Aggregation is slower than expected on relatively simple collection

XMLWordPrintableJSON

    • Type: Bug
    • Resolution: Done
    • Priority: Major - P3
    • 2.6.0-rc0
    • Affects Version/s: 2.5.5
    • Component/s: Aggregation Framework
    • Environment:
    • Fully Compatible
    • ALL
    • None
    • 3
    • None
    • None
    • None
    • None
    • None
    • None

      Consider collection researchfacetsflat:

      > db.researchfacetsflat.findOne();
      {
              "_id" : ObjectId("52d06cd3c5c759ec4da99339"),
              "type" : "analyst",
              "value" : "James",
              "num" : 2
      }
      > db.researchfacetsflat.count();
      1200296
      

      The following "do nothing" command takes ~350ms
      db.researchfacetsflat.aggregate([ {$group: {_id: ''} } ]);

      This command which actually does the grouping we seek takes ~1550ms:

      db.researchfacetsflat.aggregate([ {$group: {_id: { tt: '$type', vv: '$value' }, tot: { $sum: 1 }} } ]);
      

      No combination of indexes on type and/or value improved performance, which is not a surprise because we want all the data.

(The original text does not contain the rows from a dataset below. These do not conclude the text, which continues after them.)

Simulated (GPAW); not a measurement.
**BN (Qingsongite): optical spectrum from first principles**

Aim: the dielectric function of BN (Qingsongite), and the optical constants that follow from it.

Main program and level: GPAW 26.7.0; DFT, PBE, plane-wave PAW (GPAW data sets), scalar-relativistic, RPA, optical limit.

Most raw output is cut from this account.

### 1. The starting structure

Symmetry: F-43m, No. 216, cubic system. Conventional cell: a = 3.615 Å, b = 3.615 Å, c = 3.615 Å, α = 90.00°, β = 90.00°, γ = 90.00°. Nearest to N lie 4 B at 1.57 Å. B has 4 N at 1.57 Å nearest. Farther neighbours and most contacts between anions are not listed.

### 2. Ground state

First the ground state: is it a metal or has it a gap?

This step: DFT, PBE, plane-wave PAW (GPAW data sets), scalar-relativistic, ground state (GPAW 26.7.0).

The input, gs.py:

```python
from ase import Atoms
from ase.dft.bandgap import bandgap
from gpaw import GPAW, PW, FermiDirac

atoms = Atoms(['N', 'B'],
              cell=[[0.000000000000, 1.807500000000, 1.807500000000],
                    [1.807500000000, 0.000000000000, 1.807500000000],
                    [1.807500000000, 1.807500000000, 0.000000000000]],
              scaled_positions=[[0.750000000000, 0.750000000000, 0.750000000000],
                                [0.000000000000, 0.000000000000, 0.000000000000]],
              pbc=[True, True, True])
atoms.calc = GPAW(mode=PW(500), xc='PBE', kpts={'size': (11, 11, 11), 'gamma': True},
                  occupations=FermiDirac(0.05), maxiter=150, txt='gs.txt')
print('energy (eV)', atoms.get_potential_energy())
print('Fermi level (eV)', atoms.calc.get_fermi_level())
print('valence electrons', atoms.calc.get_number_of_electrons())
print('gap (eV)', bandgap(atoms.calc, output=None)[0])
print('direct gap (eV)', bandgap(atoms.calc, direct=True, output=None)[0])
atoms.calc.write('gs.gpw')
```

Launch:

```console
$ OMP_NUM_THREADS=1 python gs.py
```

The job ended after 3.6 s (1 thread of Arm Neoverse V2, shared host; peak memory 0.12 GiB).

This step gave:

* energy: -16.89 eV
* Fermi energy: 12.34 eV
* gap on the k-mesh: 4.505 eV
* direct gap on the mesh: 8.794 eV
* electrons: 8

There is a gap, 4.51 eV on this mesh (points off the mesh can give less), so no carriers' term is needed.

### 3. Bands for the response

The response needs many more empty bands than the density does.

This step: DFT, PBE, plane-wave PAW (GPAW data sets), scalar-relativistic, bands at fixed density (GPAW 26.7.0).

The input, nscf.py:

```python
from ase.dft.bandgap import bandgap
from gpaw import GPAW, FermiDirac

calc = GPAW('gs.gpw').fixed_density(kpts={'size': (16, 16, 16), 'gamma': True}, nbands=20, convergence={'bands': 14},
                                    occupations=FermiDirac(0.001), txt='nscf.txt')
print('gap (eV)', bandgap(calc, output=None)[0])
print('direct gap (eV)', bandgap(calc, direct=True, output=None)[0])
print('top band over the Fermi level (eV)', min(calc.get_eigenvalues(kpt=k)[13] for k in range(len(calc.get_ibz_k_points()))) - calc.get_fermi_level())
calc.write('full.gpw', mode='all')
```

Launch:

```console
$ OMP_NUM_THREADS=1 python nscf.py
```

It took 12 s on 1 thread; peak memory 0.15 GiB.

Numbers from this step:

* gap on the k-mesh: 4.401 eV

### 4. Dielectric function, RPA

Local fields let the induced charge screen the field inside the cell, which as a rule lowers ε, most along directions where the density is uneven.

      The equivalent command against postgres take ~375ms:
      select ftype, fval, count(ftype) from researchfacets group by ftype,fval
      The customer does not have these timings (yet) but believes that standard relational tech should run faster than 1500ms and our tests confirm this.

      What is also interesting is the equivalent query against the original collection with the facets in an array inside a beefy doc takes the same amount of time, about 1500ms!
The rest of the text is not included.